Economy First, Environment Second in China’s Carbon & Climate Games

Economy First, Environment Second in China’s Carbon & Climate Games

What’s the reality behind China’s new, high-profile enthusiasm for a green revolution?  There’s to be a carbon tax and trial carbon trading scheme. Maybe it reflects strategic concerns that extend well beyond the boundaries of climate change and the desire for a cleaner world. Read More

Graham Lloyd in The Australian (11 February 2012):

CHINA’S new, high-profile enthusiasm for a green revolution, including a carbon tax and trial carbon trading scheme, reflects strategic concerns that extend well beyond the boundaries of climate change and the desire for a cleaner world.

Both welcomed and greeted with some suspicion, China’s internal decisions on carbon pricing  cannot be separated from the bigger questions of global trade and reciprocal market access.

China’s primary objective is not necessarily to save carbon but to bolster its economic opportunity. Being seen as a co-operative global citizen will be central to China’s long-term ability to preserve good relations while being the world’s largest emitter of carbon dioxide.

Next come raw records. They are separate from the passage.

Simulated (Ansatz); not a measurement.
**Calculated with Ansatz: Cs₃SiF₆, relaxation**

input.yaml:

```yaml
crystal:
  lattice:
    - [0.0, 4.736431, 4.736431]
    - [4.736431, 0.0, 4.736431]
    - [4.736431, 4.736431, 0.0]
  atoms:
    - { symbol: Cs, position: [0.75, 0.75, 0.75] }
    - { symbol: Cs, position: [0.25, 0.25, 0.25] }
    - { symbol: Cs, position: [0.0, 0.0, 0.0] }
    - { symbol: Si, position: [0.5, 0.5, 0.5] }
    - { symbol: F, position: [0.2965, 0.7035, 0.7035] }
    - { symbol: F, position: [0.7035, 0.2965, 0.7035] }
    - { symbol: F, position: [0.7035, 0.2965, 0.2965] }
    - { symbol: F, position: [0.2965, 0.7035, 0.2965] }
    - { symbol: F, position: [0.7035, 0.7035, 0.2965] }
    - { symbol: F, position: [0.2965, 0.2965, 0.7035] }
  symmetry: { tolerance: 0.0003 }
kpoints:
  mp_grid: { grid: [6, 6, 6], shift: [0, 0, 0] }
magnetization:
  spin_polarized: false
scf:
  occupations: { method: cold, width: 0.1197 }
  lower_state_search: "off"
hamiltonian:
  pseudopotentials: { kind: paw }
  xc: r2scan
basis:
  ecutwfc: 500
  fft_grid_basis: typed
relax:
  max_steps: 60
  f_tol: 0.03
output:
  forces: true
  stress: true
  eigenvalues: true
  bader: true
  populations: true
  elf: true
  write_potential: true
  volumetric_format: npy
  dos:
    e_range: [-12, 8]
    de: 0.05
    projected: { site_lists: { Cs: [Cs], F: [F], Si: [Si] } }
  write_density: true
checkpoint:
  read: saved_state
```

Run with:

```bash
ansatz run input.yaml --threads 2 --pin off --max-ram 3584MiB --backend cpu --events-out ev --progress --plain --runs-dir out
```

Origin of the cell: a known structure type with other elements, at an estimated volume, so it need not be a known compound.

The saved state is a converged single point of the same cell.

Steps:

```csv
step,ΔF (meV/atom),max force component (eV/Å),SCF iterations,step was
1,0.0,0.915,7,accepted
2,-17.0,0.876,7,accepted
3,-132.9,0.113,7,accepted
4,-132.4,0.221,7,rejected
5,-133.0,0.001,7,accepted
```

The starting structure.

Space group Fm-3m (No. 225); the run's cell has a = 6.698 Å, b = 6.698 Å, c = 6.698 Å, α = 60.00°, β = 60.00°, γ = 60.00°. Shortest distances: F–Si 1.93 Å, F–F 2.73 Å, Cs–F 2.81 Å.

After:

Further economic opportunity comes from using domestic markets to help underpin China’s position as the world’s leading supplier of renewable energy technologies such as wind and solar.

China’s low starting price of 10 yuan ($1.59) per tonne of carbon suggests the economic imperative and good public relations are more important than the amount of carbon emissions that will be ultimately saved.

But the carbon tax announcement builds on a commitment to pilot a cap-and-trade scheme in selected industrial regions, and is in line with China’s most recent five-year plan that, for the first time, mentions climate change as a state concern.

More pointedly, the carbon tax move coincides with a series of escalating trade wars between China and the US and European governments over wind and solar power and air travel.

In an aggressive move ahead of a summit meeting with EU leaders next week, China this week banned its airlines from participating in a European carbon tax on air travel.

China has already warned of a trade war in air travel and claims the support of other nations, including India, Russia and the US.

Meanwhile, the US International Trade Commission ruled unanimously in November that Chinese solar panel and cell imports were harming the American solar manufacturing industry, and the US Department of Commerce may impose retrospective duties on imported Chinese renewable energy products.

The US action was initiated by German manufacturer SolarWorld AG, which has seen its grip on the world’s solar panel industry destroyed by the rise of cheaper Chinese exports.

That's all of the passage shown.